Numa identifies as Bangladeshi-Austrian for the sake of convenience, and works in the field of International Development for which she sometimes gets paid a living wage. She has the ambition of engaging and encouraging wider dialogue on development from a dusty perspective and hopes that she can contribute to making the world less fail in one way or another. She is trying to blog regularly on awkwardatbest.wordpress.com but mostly has a very short attention span.
I grew up in a multicultural bubble where the idea of discrimination because of race, gender, class, ability, and sexuality was never discussed openly. It wasn't until 2006-7, at university, where I started reading about privilege and oppression, that I discovered the tools to process my own experiences as a WOC. I realized that it wasn't so much that my environment growing up had been free of racism or sexism, but that I had just never been primed to recognize any -isms as such.
My immigrant parents were not equipped to help me deal with my experiences as an ethnic minority. They had grown up in a country where they were not the Other, and so subtle racism, or institutional racism didn't really register with them. The only type of racism that they had learned to recognize, was the blatant "Get the fuck out of my country, you dirty brown foreigner" type of racism.
So I what I internalized was that discrimination was always blatant and happened out of ignorance, out of a lack of education. "Ignorance" was also code for "poor", and for the longest time I genuinely believed this incredibly classist explanation. I really thought the only people who could be racist were uneducated, and thus, poor.
I realize now that this was a badly thought out, almost instinctive, coping mechanism where my class privilege was used as a form of protection against the forms of oppression I faced, namely racism. It was a bit like "Ha, I may be brown, but at least I'm not poor!" sort of thing, where oppressions are pitted against each other.
This kind of attitude also helped insulate me against the racism of my peers and immediate environment. As long as racism was only perpetuated by a group I never had to deal with, then the things that felt like racism invoked by my peers, were a different kind of creature. I was able to maintain the illusion of safety and lead a relatively untroubled existence.
Unfortunately for me, this meant that I once realized the actual pervasiveness of racism and other kinds of -isms, I found myself surrounded by people who had never had to think about any of these issues either. If it hadn't been for the internet, I would have never have found the resources to help me make sense of my experiences with oppression and privilege.
By the time I started my postgraduate studies at the end of 2008, I was already well-versed in issues of discrimination. However, I had not yet thought about how oppression and privilege manifests itself within international development. When I started my degree, I was still naïvely under the impression that since the very concept of international development was about ensuring global economic and social justice, development theory and practice would be critical of all kinds of oppression. Like some kind of -ism free utopia..
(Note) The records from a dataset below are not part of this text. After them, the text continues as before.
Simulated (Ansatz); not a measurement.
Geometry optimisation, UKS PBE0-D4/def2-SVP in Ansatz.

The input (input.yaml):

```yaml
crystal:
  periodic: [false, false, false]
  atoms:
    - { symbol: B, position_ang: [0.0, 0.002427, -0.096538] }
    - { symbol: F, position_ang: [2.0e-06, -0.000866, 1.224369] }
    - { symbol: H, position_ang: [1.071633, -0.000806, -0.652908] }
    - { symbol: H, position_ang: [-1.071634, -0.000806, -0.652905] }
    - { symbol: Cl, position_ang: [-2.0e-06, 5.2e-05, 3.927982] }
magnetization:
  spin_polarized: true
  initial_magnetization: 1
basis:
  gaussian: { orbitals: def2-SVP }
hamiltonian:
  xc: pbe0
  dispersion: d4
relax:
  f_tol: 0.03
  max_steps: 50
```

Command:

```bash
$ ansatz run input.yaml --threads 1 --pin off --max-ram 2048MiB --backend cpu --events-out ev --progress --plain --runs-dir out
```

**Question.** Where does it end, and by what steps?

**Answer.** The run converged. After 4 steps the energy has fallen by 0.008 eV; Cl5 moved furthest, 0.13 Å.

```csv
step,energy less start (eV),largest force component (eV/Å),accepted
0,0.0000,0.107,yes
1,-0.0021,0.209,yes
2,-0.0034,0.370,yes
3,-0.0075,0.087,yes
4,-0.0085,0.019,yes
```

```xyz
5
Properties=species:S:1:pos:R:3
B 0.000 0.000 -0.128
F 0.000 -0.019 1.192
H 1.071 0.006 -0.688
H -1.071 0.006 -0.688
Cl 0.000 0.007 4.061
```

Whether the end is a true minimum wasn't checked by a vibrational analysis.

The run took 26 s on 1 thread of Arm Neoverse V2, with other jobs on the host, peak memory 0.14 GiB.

But I was quite mistaken. At first, I thought that this omission was because this degree was very praxis focused so there was very little space for an exploration of privilege and oppression. However, even for a praxis focused course, it lacked any form of self-reflexiveness whatsoever. In none of my courses, did we ever explicitly question our own privileges as development practitioners and how that influences the work we do.
The assumptions we made about ourselves and the people we worked with were left unchecked. There are many examples that I can think of, but the one that struck me the most is the following:
When we were in Uganda on our field trip, some of my fellow students treated the children they met there like exotic accessories, taking pictures of them, cooing over how cute they were, and frankly being really creepy. And their behaviour wasn't called out by our tutors as problematic.
Not only was their behaviour disturbing because of the blatant exotification of brown bodies, but also because of the treatment of these children as objects for my classmates' consumption. I'm pretty sure that none of my fellow students would have dared to behave as freely with unknown children in Western countries. Imagine being a tourist wandering around in Paris and picking up random toddlers on the street to take pictures of them! You'd definitely get into trouble, especially if the roles were reversed and a POC took pictures of white children.